A bipartite graph has the property that nodes divide into two groups with edges only linking nodes from one group with nodes from the other group (i.e. there are no edges linking nodes in the same group). We check that our graph is bipartite and then assign the type labels generated by the checking function to the nodes in the graph. Attributes of the nodes and edges of the graph can be accessed via the V([graph_name]) and E([graph_name]) objects.
Now we can take a first look at our results. If you like, you could also view the default layout **igraph** gives this data - just remove the *layout* argument from the **plot()** function.

In [None]:
## make the graph object
bi_plot <- graph.data.frame(edge_list_df, directed = FALSE)

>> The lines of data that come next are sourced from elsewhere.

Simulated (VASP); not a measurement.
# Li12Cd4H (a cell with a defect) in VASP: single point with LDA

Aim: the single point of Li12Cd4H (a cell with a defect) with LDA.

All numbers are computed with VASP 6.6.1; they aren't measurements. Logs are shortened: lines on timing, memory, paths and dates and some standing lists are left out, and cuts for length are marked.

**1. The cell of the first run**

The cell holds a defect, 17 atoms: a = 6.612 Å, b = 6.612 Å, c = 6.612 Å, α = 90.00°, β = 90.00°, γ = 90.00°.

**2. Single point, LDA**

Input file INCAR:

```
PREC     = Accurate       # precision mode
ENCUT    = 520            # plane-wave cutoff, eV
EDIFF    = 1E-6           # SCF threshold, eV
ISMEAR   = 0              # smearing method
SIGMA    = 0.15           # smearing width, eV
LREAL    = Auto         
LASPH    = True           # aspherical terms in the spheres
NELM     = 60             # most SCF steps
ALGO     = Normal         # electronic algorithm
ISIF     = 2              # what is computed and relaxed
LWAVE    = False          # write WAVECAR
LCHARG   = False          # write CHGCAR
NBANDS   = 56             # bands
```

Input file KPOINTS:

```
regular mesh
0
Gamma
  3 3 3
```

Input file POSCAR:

## check that the graph object is bipartite and assign type values to the nodes
bipartite.mapping(bi_plot)
V(bi_plot)$type <- bipartite_mapping(bi_plot)$type

## view basic plot
plot(bi_plot, layout = layout.bipartite)

## Tweaking the plot

We can add more information to our visualisation by showing the strength of connection of edges, which here means frequency of occurrence of terms. The third column of our plotting data frame has the normalised frequencies for each term in the relvant group of documents; this has become the *weight* attribute of the edges object (**E(bi_plot)$weight**). There are various ways we can use this; the two obvious ones are to scale the width of the edges or to scale the colour of the edges. Here we will scale the colour, or more precisely, the transparency of the edges.
Transparency or *alpha* has a value between 0 (completely transparent) and 1(completely opaque). We therefore need to set a  scaling factor which takes our weight values and returns values in that range. We wnat the maximum weight value to end up close to 1, so we look at that value and then do a simple calculation and reset the weight values. To set transparency in an **igraph** plot, we have to use the **rgb()** colour setting function; This function takes four arguments: three values for the red, green and blue components on the colour (here we use straight red), and the alpha value.

In [None]:
## plot with edge transparency reflecting weight
## check max value for weight
max(unlist((E(bi_plot)$weight)))

## choose a scaling factor which will give $weight a maximummvalue close to 1
E(bi_plot)$weight <- as.numeric(E(bi_plot)$weight) * 0.022

## use $weight to set edge transparency
plot(bi_plot, layout = layout.bipartite, edge.color = rgb(1,0,0, E(bi_plot)$weight))



We can make the graph more readable by doing without circles around the term nodes and by making the label text smaller (so that terms overlap less). Again, we do this by setting attributes of the V([graph_name]) object.

In [None]:
## no circles for terms
V(bi_plot)$shape <- ifelse(V(bi_plot)$type == "TRUE", "circle", "none")

## make term labels smaller
V(bi_plot)$label.cex <- 0.6

## plot again
plot(bi_plot, layout = layout.bipartite, edge.color = rgb(1,0,0, E(bi_plot)$weight))